Paul Dacre is back. Lord Rothermere has appointed him editor-in-chief of DMG Media with oversight of the Mail titles, Metro and the i. He has made Dacre’s protégé, Ted Verity, editor of the Daily Mail as well as editor of the Mail on Sunday in a new seven-day operation. Verity replaces Geordie Grieg, who was Mail editor for three years and never a Dacre ally. At the age of 73, Paul Dacre appears more powerful than ever – and even more hostile to those who do not share his reactionary view of the world.
In a sulphurous letter to the Times on 19 November, Dacre had announced that he would not be reapplying to chair Ofcom, the media watchdog – the remit of which includes the BBC – despite the encouragement of “many senior members of the government” and Boris Johnson’s offer to rerun the selection process for him. Back in May, an independent selection panel had rejected him as “unappointable”.

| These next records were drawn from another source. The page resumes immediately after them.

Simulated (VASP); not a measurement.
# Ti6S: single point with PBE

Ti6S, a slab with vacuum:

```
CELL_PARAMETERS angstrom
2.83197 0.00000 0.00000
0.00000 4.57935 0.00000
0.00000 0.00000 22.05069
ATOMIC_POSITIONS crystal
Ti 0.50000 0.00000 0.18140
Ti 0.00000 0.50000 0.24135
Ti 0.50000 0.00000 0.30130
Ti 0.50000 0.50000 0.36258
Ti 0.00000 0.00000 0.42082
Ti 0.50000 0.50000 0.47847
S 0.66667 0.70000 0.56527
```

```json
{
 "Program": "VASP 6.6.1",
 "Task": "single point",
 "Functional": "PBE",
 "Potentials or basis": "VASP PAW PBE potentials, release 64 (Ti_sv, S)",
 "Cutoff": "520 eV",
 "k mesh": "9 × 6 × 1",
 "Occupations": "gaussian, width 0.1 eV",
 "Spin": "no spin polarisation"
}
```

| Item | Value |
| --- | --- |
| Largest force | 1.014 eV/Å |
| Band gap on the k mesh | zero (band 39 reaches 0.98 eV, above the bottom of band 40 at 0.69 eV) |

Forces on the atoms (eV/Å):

Dacre did not for a second consider that he might indeed be “unappointable” to such a politically sensitive post. He instead blamed his decision not to reapply on “the Blob” – a populist term first coined by Michael Gove and Dominic Cummings and designed to demonise a supposedly left-leaning establishment in such a vague and general way that its members cannot answer back or defend themselves. “Metropolitan elite” is another such term of abuse, one that conveniently dismisses the views and values of anyone who has the temerity to live in London and oppose Brexit, hold a decent job and recoil from the essential rottenness of this Tory government.
I don’t know why the original selection panel rejected Dacre, but I can guess. It would surely have rejected him because, far from being independent and mainstream, he was a confrontational, right-wing, Brexit-supporting crony of the Prime Minister.
It would have rejected him because most decent people disliked the sort of intolerance, vindictiveness and exploitation of fears and prejudice that the Mail so often practised under his editorship – its demonisation of migrants and welfare recipients, its vilification of those who passionately believed that Britain should remain in the European Union, or its description of Supreme Court justices as “enemies of the people”.
It would have rejected Dacre because, for all his protestations that he would “die in a ditch” for the BBC, he has a long record of hostility towards an organisation whose free-to-view website competes with the Mail online, and that he has accused (with scant evidence) of being “in every corpuscle of its corporate body, against the values of conservatism”, of promoting “cultural Marxism”, and of “imposing a monoculture” on the country.
The government’s attempt to put Dacre in charge of Ofcom was, in short, provocative and inflammatory. It would have been like putting a big game hunter in charge of the Royal Society for the Prevention of Cruelty to Animals, or appointing Richard Dawkins Archbishop of Canterbury – or, for that matter, making Nadine Dorries culture secretary.
Ofcom may well need a chair who challenges the status quo, and who can take on the tech giants as Dacre would have done, but it would be absurd to suggest that the government could find no strong candidate other than Dacre to do that job.
We all know why Johnson wanted him in the post. It was for the same reason that surely he wanted to install his old Telegraph chum, Charles Moore, as BBC chairman, namely to pursue his government’s vendetta against an institution whose real offence is not its alleged liberal-left bias but its independence. He wanted to neuter another of the democratic checks and balances on his power, just as he has sought to neuter the cabinet, parliament, the civil service, the judiciary and the election commission.
Although the Ofcom interview panel rejected Dacre in May, the government refused to accept its decision. A new, more biddable panel was appointed. Of its three members, two are closely associated with Robbie Gibb, the former Downing Street communications chief who helped found GB News.
The job description was also tweaked to favour a more aggressive applicant. The new chair would have to work “effectively”, not “collegiately”, with his or her fellow board members, and develop a “productive” rather than “positive” relationship with Melanie Dawes, Ofcom’s chief executive.
Why, in the end, Dacre did not reapply for the £142,500, three-day-a-week post (with a peerage doubtless to follow) is also a matter for conjecture. Was it because Rothermere offered him the editor-in-chief’s job before he could do so? Or did Rothermere offer him the editor-in-chief’s job because the Prime Minister could no longer back him for the Ofcom post?
Earlier this month Johnson had engaged in a very similar effort to disband parliament’s independent standards committee and replace it with a Tory-controlled one in order to save his errant colleague and fellow Brexiteer, Owen Paterson. That ended disastrously, with Johnson forced to back down by public outrage. With his troubles mounting perhaps the Prime Minister simply could not risk another such blatant stitch-up.
The BBC has been spared Dacre’s regulatory oversight. But it seems unlikely that the Mail will remain what it had become under Geordie Grieg – an increasingly moderate, centre-right newspaper that did not hesitate to criticise this inept and dishonest Conservative government.
Martin Fletcher is a former foreign editor of the Times.